Paging John Stuart Mill

25 January 2010 at 1:36 pm 5 comments

| Dick Langlois |

I have been amused by the firestorm of outrage in the press over the Supreme Court’s recent mild affirmation of the free-speech rights of corporations. As many readers of this blog will probably appreciate, the point of a right to free speech is that it must apply even to speech, and to speakers, we don’t like. Many if not most angry commentators, like the writers of the Times editorial on the subject, don’t even bother to worry about the nature of rights. To the Times and many others, constitutional jurisprudence is a purely consequentialist exercise no different from legislation (which, sadly, may be often be true in practice). But other writers and organizations aghast at the Court’s decision have a thorny problem of argument, to the extent that they have themselves invoked the First Amendment in an effort to protect speech of which they approve (or, more generally, to protect specific sub-spheres of discourse in which they themselves participate). A case in point is People for the American Way, which has called for a constitutional amendment to outlaw corporate political speech (via William Saletan). “People For the American Way,” they write, “has been at the forefront of defense of free speech and the First Amendment for almost 30 years. We continue in that role today.” In order to square the circle, PFAM and like-minded pundits and Justices have to find a way to define corporate speech as not speech. The answer? Spending is not speech and corporations aren’t people. So: does this mean that it would be OK under this logic for the government, say, to decree that the New York Times must limit its editorial budget — limiting dollars not ideas, after all — because the Times is a corporation not an individual? Why should this logic not apply to the other Amendments as well? The Times should flat-out not have freedom of the press because it is a corporation; and the Roman Catholic Church should certainly not have freedom of religion.

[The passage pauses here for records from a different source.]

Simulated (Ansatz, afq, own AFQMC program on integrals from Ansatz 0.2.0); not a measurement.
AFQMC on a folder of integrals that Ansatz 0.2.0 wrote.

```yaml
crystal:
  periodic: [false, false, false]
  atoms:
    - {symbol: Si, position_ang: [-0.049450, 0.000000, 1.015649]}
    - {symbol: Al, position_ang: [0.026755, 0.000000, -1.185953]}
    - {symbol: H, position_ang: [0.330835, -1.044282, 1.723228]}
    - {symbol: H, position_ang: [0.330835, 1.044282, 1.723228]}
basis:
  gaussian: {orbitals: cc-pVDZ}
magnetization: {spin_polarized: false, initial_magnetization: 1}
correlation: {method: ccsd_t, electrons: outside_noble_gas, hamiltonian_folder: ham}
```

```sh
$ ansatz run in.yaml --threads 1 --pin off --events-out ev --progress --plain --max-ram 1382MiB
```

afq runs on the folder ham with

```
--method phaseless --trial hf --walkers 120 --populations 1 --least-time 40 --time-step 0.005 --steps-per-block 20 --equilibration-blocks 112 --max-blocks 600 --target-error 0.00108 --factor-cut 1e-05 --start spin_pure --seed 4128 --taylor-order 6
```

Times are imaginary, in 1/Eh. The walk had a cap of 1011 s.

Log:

My favorite line, from Justice Stevens (in dissent): “The Court’s blinkered and aphoristic approach to the First Amendment may well promote corporate power at the cost of the individual and collective self-expression the Amendment was meant to serve.” So freedom of speech is really a neoclassical or Benthamite exercise in which we aren’t trying to protect individual (let alone corporate) speech but are instead trying to maximize the total amount of self-expression in society.

In its recent obituary of Erich Segal, the Times cites the following cringe-inducing line, spoken by college-student protagonist Oliver Barrett IV, as a measure of the literary caliber of Segal’s novel Love Story: “Jenny, for Christ’s sake, how can I read John Stuart Mill when every single second I’m dying to make love to you?” This suggests that many a Justice, editorial writer, and pundit must have fallen prey to similar distractions in college. They certainly failed to read John Stuart Mill.

Entry filed under: - Langlois -, Classical Liberalism, History of Economic and Management Thought, Law and Economics, Public Policy / Political Economy.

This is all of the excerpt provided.